Uncategorized

Aggiornamento Revisited

Pronounce it as you dare, “aggiornamento” – Italian for “(bringing) up-to-date” – as applied to the way we do church, has yielded, to say the least, mixed results. Blessed Pope John XXIII famously used the term when calling for an update of the Codex Iuris Canonici, the official compendium – or “Code” – of Canon (Church). That was in 1959, the eve of Vatican II.

As it turned out, far more than the Code would see revision in post-conciliar years. As reforms developed, the appeal of a newly outward-looking Church in dialog with a rapidly changing modern world became the larger context of the aggiornamento.

Some critics, advancing the notion of a Church not only as teacher but also learner, even encouraged the Church to adapt or modernize its teachings to remain relevant to the shifting cultural currents. Ironically, so-called progressive churches that have followed this direction tend to be in decline. Churches remaining true to traditional Christian doctrine are more likely to be thriving.

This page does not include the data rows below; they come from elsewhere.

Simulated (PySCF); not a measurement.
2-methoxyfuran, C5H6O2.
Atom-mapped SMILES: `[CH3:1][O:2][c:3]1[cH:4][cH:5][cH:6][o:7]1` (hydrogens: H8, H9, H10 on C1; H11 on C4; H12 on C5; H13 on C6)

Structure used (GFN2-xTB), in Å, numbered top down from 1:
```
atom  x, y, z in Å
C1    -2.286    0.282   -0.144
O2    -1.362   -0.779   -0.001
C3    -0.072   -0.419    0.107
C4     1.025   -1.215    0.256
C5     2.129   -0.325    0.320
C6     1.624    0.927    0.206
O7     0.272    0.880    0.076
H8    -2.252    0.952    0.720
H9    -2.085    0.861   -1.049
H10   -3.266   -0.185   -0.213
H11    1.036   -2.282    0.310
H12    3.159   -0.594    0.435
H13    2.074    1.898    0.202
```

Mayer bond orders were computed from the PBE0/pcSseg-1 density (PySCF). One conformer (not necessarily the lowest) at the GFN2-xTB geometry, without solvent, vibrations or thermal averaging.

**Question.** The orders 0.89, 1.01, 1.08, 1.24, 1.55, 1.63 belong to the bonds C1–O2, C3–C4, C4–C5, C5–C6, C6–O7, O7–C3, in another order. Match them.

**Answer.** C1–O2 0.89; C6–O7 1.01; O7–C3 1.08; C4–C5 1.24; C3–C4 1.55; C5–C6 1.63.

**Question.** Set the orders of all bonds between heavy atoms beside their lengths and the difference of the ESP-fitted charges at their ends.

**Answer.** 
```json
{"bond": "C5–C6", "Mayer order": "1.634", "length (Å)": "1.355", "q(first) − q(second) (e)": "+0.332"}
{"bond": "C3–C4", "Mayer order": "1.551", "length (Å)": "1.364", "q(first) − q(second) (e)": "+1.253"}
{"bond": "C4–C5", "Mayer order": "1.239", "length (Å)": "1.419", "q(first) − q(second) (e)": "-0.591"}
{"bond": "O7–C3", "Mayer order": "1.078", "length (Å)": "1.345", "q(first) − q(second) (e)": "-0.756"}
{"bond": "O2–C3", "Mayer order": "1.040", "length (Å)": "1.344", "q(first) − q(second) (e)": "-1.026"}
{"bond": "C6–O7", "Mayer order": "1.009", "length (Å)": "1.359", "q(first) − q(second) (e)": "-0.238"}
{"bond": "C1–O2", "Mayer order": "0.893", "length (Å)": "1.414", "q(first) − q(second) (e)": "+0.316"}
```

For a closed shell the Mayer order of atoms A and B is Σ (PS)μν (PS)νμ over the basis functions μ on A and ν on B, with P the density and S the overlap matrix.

Other metaphors suggested by John XXIII, such as “opening a window” and being attentive to the “signs of the times,” were readily welcomed by many people within and beyond the Church communion as indicators of an awakening to the need to address new questions raised by rapid changes in a society increasingly turning to science, technology and secular means of advancing the well-being of the human race.

To the extent that Christians live the Gospel – if the example and experience of Jesus is any prognosticator – they will come into conflict with the world’s values and premises. Christ’s life and teachings challenge fundamental attitudes toward material wealth, worldly power and sensuality, including practices regarding sexuality, marriage, politics and economics. It should not surprise any of the disciples of Christ that they will be opposed in all times and places along the march of history because of their beliefs, which are derived not from what is popular but from what Christ teaches and our true humanity discloses.

How commonly we hear “the Church says, but I think” as if the Church were something different from the Body of Christ himself: We as members united in Communion with our Risen Lord. The genius of the Church throughout the centuries, as theologian Father Robert Barron has often pointed out, is her ability to transform the culture in which she lives. Whatever developments in culture and science that enhance human development, we embrace and support with open arms.

At the same time, any use of power, wealth or technology to destroy the dignity of human life at any stage or in any form is not the kind of progress that enhances our humanity.

A culture that, effectively, cannibalizes its children by denying them the right be born or so restricts the growth of its families that its social safety nets become unsustainable for its aging and most vulnerable due to the negative birth rate – is a society yearning to be evangelized or, as in the case of Europe and, increasingly, the United States, re-evangelized.

Or shall we bend to the superstitions and barbarities which were once thought to have been left in the dark ages of pagandom?